Business owners & management types want IT folks who aren’t just techies anymore. They want us to understand “the business side of things” so we can more effectively support current and perhaps even be involved in crafting new initiatives.
Whether or not these folks exist (at least in numbers large enough to be statistically significant) is a point of much debate. It’s not much of a debate for me. I see a distinct shortage of IT folks with developed soft skills. After all, it’s the central theme here at wearentgeeks.com. We aren’t geeks. We’re professionals.
What’s that? They don’t want us to be techies anymore? But, and I’ve said all of these at one time, I like technology. I like carefully crafting each server with a custom parts list culled only from my best recommendations. I like hiding in our darkened NOC, safe from the chattering of managers, co-workers and, worst of all, users. I just want to create a component server that does what the application folks tell me it should do; I don’t want to actually be involved in that calculation. I think I should burn down every system and start over from scratch so it will be done the “right way” this time.
The organization demands otherwise, and so does our adherence to professionalism. It’s not an end to our techie ways per se. It’s redirecting some of our energy into becoming an integral part of our organization’s business processes. The core of the concept of the perfect IT person demands we embrace dealing with people.
“Technology workers are expected to be able to work outside their comfort zone without stuffing their hands in their pockets and mumbling about rack servers or rolling their eyes when asked to reset a forgotten password. More than a techie, he or she is a meta-techie, having a strong technical base coupled with the ability to explain to nontechies why technology is important.”
Building the Perfect IT Person
Perish the thought, but the CxOs and business folks have a point. Our value to our organizations comes primarily from our ability to grasp complex mental models, rotate them around, see ways to make them better and communicate those observations. We’re at our best when we’re the bridge for people who have a business problem and need a technical solution.

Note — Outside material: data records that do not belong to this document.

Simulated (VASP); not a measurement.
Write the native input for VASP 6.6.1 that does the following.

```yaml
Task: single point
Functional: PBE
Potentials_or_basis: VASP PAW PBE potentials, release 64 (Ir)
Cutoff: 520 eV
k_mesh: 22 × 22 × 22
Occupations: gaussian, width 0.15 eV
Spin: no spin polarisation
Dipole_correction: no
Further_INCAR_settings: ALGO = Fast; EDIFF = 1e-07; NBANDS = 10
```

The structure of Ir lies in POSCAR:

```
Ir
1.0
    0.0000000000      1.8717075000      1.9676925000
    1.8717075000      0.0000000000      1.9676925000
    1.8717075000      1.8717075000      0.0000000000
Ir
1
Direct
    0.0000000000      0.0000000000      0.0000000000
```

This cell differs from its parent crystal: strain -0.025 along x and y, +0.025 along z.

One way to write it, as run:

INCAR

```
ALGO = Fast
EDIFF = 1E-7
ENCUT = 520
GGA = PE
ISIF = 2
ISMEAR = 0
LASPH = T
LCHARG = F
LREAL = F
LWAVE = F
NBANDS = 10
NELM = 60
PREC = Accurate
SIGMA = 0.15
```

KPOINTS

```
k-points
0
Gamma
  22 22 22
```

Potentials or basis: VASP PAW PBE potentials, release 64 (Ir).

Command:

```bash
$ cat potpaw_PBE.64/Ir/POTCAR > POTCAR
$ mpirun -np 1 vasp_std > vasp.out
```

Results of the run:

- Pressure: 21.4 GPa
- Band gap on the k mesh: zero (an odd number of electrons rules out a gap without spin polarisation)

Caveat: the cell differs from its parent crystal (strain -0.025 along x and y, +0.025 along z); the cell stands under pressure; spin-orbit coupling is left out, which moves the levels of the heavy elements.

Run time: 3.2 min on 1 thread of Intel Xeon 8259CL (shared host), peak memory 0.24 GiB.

“According to CIOs, companies comprise two types of individuals—those who know business and those who know technology. Few know both. But if you’re the bridge between the two, suddenly you’re valuable.”
Building the Perfect IT Person
Think about it this way. Your organization replaces a team member. Is that person immediately as effective as you are? (if you answered yes, please take a moment to clear your desk and consider your future prospects). They probably are not. Why is that?
We readily accept that each organization is different. Even though we use Exchange, my organization isn’t necessarily the same as another mid-market company. So, to understand how my organization uses Exchange, someone has to understand my organization on some level. And, my organization is a big, stinky collection of people. I can’t be a good mail administrator if I don’t know what my people, or my customers, need from me.
Let’s extend the example a bit further. Database platforms provide the basis for commercial and custom applications. Is a new DBA effective from day one? They may have a skill that immediately adds value, but to really make application sing, they need to know more about it, the business, the processes and the people using it.
If that new DBA doesn’t understand how the application is used, how can they possibly tune it to strike a balance between responsiveness for ad-hoc queries and batch processing performance? Just as germane, what’s the impact to the business if ad-hoc queries run during an overnight?
What are some of the hurdles to becoming an effective lead or senior SA? We need to learn who makes the decisions, who influences the decision and who produces the cash for our projects. In other words, we’re forced to learn how to deal with key people. Becoming a part of the budgeting process is often one of our first business communication lessons.
At the core, most of our issues are sociological, not technical (thanks Peopleware! I’m going to tattoo that quote on me someplace!). We use technology to (hopefully) make people more productive. We must know more about business processes before we can know what “productive” means. We have to be about people to be about business.
The finer point to be made is that most of us already accept a smaller version of the role just to deal with and be happy in our jobs. We’re smart. We’ve learned how to get things done. We’ve adapted to complex environments. We endeavor to do right (or at least to do no evil). It’s in us. We just need to let it out. And, maybe, we could spend a little more energy developing the hated soft skills. It’s good for us, and it’s certainly good for our organizations.
Maybe it helps to think of it this way:
The suits don’t want me to be something I’m not.
The suits ask me to be someone they need.
That’s an opportunity, not a prison sentence.